Labour party literacy task group report - a critique

This report from the task group chaired by Professor Michael Barber, 'A Reading Revolution', was published amid much publicity on 27 February 1997. It proposed a 10 year programme to raise standards of literacy, making specific suggestions about the amount of time that should be devoted to it in schools and how schools should work towards achieving targets, as well as recommendations for government action.

This critique concentrates on two aspects of the report. The first concerns the report's espousal of the publication of school test results and teacher assessments: the second concerns its aim of raising the literacy standard of every child to 'level 4' by the year 2006.

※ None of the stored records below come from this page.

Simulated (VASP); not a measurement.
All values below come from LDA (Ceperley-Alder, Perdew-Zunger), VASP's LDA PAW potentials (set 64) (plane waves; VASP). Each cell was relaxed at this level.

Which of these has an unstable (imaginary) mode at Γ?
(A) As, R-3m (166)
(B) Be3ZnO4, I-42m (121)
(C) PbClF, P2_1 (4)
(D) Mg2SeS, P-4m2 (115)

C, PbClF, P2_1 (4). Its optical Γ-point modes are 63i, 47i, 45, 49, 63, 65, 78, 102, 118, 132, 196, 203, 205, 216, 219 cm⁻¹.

Publishing school results at Key Stage 2

The following quotes are taken from the report:

PARA 15. 'Teacher assessment results should also be made publicly available along with the results from the tests and used by schools....'

PARA 18. 'It is important that information about primary school performance is published and reported to parents.'

PARA 19. 'we believe that each primary school needs to be given data which enable it to compare its performance in both reading and English as a whole to national performance, to other local schools and to schools with comparable intakes.'

PARA 27 'In other words, the best schools in this group are already achieving our target while some comparable schools are falling far below it'.

Given the quite inadequate criterion for comparability (adjusting for uptake of free school meals) and the commitments in paras 15,18 and 19 this sets the stage for what are effectively league tables. While the authors have gone to some trouble to some trouble to expunge any mention of league tables from the report: the problem is that they appear not to have not realised that the proposals are precisely supportive of such league tables. Furthermore, no menti on at all of the problem that precise comparisons among schools are very difficult since the sampling variation is so large: this has been demonstrated over and over again (see Goldstein and Speigelhalter, 1996 for a review). In other words the report fails to take note of the research evidence from school effectiveness research about the problems of school comparisons based on the publication of test scores. In its enthusiasm for setting 'targets' it fails to recognise the severe dangers posed by crude, uncontextualised, comparisons with no indication of their limitations.

The second issue concerns the desire to compare literacy achievements against a fixed standard, in this case level 4 of the National Curriculum. The report demonstrates its naiveté here by supposing that this really is possible. Yet all the research from the examination boards, from the Assessment of Performance Unit and from the US National Assessment of Educational Progress, is that it is virtually impossible to maintain such an absolute standard. The tests change,language use changes and it is a matter for judgment whether what is deemed 'level 4' in 1998 is the same as that deemed 'level 4' in 2006. The real danger of setting such an unrealistic target is that it then becomes a political slogan, devoid of useful meanings and possibly distorting the teaching and learning process.

This report illustrates a disquieting recent trend in educational research and policy; namely the unwillingness to pay close attention to evidence, or the distortion of evidence in pursuit of particular policy goals (see web document by Mortimore and Goldstein, for a detailed discussion of this). Those goals are not, in the long term, well served by ignoring evidence, however unwelcome.

Reference

Goldstein, H. and Spiegelhalter, D. J. (1996). League tables and their limitations: statistical issues in comparisons of institutional performance. Journal of the Royal Statistical Society, A. 159: 385-443.